# What is the deal with resonant frequency?

During the last day or so, I have studied the topic of resonant frequency over a few circuits. Now, I could easily see that every time my circuit operated upon that resonant frequency something special happened. I'm aware that the deal with resonant frequency has to do something with oscillation but I couldn't figure out exactly what.

In a regular RLC circuit in series with an AC voltage source operating in resonant frequency I get that the impedance equals to the impedance of the resistor alone. So?? What does oscillation has to do with it? In the different example where we deal with RLC parallel circuit we get that for AC voltage source operating in resonant frequency I ended up with a pure imaginary resistance, what does it mean? In LC parallel circuit with an AC current source I ended up with infinite impedance, what is that have to do with anything?

So, in general I'm a bit confused with the whole resonant frequency making weird stuff on any different circuit, can someone please help me clarify this a bit..?

• user3921 - have you got an answer you are satisfied with? If not then please raise a comment asking for what it is you need clarifying. Commented Feb 21, 2021 at 22:17

Im aware that the deal with Resonance frequency has to do something with oscillation but i couldn't figure out exactly what

Probably it's main use is in filters - because the impedance changes so great as a signal inputted passes through the resonant frequency, you can use this to make radios very selective in what they receive and largely block-out all the other stations. Because radios tend to use sinewaves as their primary oscillator you can also use resonance to help you get a cleaner sinewave. In fact many oscillators use an LC or RLC circuit so that a clean and well-defined (in terms of frequency) sinewave is produced.

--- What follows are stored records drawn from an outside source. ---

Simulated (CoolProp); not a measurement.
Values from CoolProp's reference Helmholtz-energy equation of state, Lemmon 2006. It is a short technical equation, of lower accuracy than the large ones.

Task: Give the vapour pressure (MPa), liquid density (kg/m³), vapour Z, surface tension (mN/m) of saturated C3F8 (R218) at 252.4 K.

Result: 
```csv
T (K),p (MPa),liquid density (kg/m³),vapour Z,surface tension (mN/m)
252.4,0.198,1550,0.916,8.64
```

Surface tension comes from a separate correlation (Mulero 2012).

An industrial use is power factor correction - you have a lagging power factor due to high power induction motors and the electricity company bills you for reactive power taken - add the right capacitor in parallel with your induction motor and the current reduces by tens of percent usually - what is this miraculous cost saving technique - it's parallel resonant tuning aka power-factor correction.

So you have parallel and series resonant circuits - both exhibit large changes in impedance as the inputted signal passes through resonance - the series circuit reduces its impedance to just a few ohms and the parallel circuit increases its impedance to theoretically infinite and this is because inductors and capacitors take current differently.

In an inductor the current lags the voltage by 90 degrees and in a capacitor it leads by 90 degrees - in effect there is a 180 degree phase difference between the two currents and if the inputting voltage source is connected to a parallel LC circuit, at the resonant frequency the current taken by the inductor is totally cancelled by the current taken by the capacitor - the net effect is that no current is taken from the inputted signal. This means infinite impedance.

simulate this circuit – Schematic created using CircuitLab

The current flowing thru the capacitor is always opposite (but equal in magnitude) to the current in the inductor at resonance so, if you analysed the current flowing from the signal generator it has to be zero. By the way I've chosen values that do work at 159.155 kHz.

With series circuits, the L and C share the same current so the individual voltages are forced to be 180 degrees apart and it's like two 9 volt batteries - put them in series and the voltage is 18 volt but put them in series opposition and the voltage is zero. An L and a C in series at resonance produce no net voltage across them - this means that current is flowing due only to the other component, the series resistor. Impedance = R.

simulate this circuit

And if it's still a little confusing ask yourself what the impedance of two resistors in series is BUT, imagine one was positive 10 ohms and the other was negative 10 ohms - the answer is zero ohms. Now think about them in parallel - the current drawn by one is equal and opposite to the current drawn by the other hence the impedance is infinite.

yes. when your inductor and capaitor reactances equal out depending on if they are in series or shunt your circuit will see them as short(your circuit will only see pure resistance of that rezistor) or open(your circuit will only see infinite imaginary impedance) at that perticular resonance frequencies, respectively. that way thry are used in circuit as a notch reject or notch pass, in other words to filter one perticular frequency or reject/amplify perticular frequencies by using LC circuit in series or shunt. Here is a little excercise for you! try computing impedance of LC circuit when they are in series and shunt and apply the angular frequency(omega) of 1/sqrt (LC) in your formula you will see that you get 0 and infinite in series and shunt respectively.

Regarding the relation between "resonant frequency" and oscillators:

1.) Oscillators need a passive and frequency-dependent circuit as well as an active elemenet (amplifier).

2.) These two parts are connected in a closed loop which must produce a gain of "1" around this loop (unity loop gain) at ONE SINGLE frequency only (which is the desired frequency).

3.) Hence, we need a frequency selective passive circuitry that for all other frequencies (except the desired one) allows only a gain BELOW unity.

4.) For this purpose, an RLC series or parallel combination (bandpass) can be used. (But note, this is only one alternative for designing harmonic oscillators).